Shoutbox

Website extraction - Printable Version

-Shoutbox (https://shoutbox.menthix.net)
+-- Forum: MsgHelp Archive (/forumdisplay.php?fid=58)
+--- Forum: Skype & Technology (/forumdisplay.php?fid=9)
+---- Forum: Tech Talk (/forumdisplay.php?fid=17)
+----- Thread: Website extraction (/showthread.php?tid=92385)

Website extraction by SmokingCookie on 09-28-2009 at 07:22 PM

I'm wondering, is there some kind of tool that recovers the files from a website (preferably freeware)?

Like saving the index.html, favicon (okay, that isn't really hard, but still..) image files ans JS files


RE: Website extraction by Menthix on 09-28-2009 at 08:33 PM

quote:
Originally posted by toddy
yes HTH
Explain your posts or just don't bother posting.

The Derren Brown one might have been in T&T, but this one isn't.
RE: Website extraction by iKingsten on 09-28-2009 at 09:06 PM

eventually the downloadlink or name for/of this tool? ...


RE: Website extraction by Adeptus on 09-29-2009 at 01:11 PM

The best tool to use if you want to create a local copy of all or part of a website is wget.  It is command line based, so it takes some learning curve to get it to do exactly what you want: "wget -r -np http://somesite.com/somepage/" is a good starting point.  However, once you learn how to use it, it can do anything as far as this kind of stuff goes. 

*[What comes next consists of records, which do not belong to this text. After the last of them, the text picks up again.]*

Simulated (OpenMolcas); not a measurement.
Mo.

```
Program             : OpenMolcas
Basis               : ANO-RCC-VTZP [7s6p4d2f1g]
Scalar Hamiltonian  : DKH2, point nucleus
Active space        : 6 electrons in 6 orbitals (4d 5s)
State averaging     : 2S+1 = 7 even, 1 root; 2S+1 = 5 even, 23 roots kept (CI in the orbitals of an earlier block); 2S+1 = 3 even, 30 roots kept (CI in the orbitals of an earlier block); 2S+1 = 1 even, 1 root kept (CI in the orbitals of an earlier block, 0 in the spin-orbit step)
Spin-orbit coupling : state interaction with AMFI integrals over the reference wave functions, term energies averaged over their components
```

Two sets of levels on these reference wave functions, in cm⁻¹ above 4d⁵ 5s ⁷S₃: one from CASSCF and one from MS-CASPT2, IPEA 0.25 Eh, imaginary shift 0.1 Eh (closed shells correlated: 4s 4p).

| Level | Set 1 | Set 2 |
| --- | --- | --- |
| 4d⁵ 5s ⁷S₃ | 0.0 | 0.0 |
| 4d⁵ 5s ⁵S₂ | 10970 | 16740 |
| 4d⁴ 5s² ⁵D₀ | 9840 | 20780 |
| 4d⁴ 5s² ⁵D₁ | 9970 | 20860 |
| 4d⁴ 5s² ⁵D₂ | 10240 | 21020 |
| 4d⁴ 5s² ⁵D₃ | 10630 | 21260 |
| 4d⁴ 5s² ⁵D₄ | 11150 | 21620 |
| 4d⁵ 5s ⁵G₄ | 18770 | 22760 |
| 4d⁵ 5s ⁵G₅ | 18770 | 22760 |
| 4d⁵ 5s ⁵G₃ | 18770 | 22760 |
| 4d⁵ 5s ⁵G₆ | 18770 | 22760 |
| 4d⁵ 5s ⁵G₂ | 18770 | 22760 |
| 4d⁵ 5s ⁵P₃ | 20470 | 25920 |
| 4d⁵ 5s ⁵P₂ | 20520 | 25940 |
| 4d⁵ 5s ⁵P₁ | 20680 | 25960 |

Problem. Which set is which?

I use this Windows build. It is not the latest version, but it works just fine.  If you use this package, you will want to edit the PATH environment variable and add ";%PROGRAMFILES%\GnuWin32\bin" at the end (";%PROGRAMFILES(X86)%\GnuWin32\bin" on 64-bit Windows).

Other than that, the DownThemAll Firefox extension works well for simpler tasks.  It won't recursively mirror a site, but it is fine for grabbing all the images on a page or all linked files of a certain type.


RE: Website extraction by SmokingCookie on 09-29-2009 at 04:14 PM

Okay, I downloaded wget, DownloadThemAll and a bunch of other Firefox add-ons/extensions/whatever and it works file, but the script files I'm looking for aren't there. I guess I'll have to look for something else.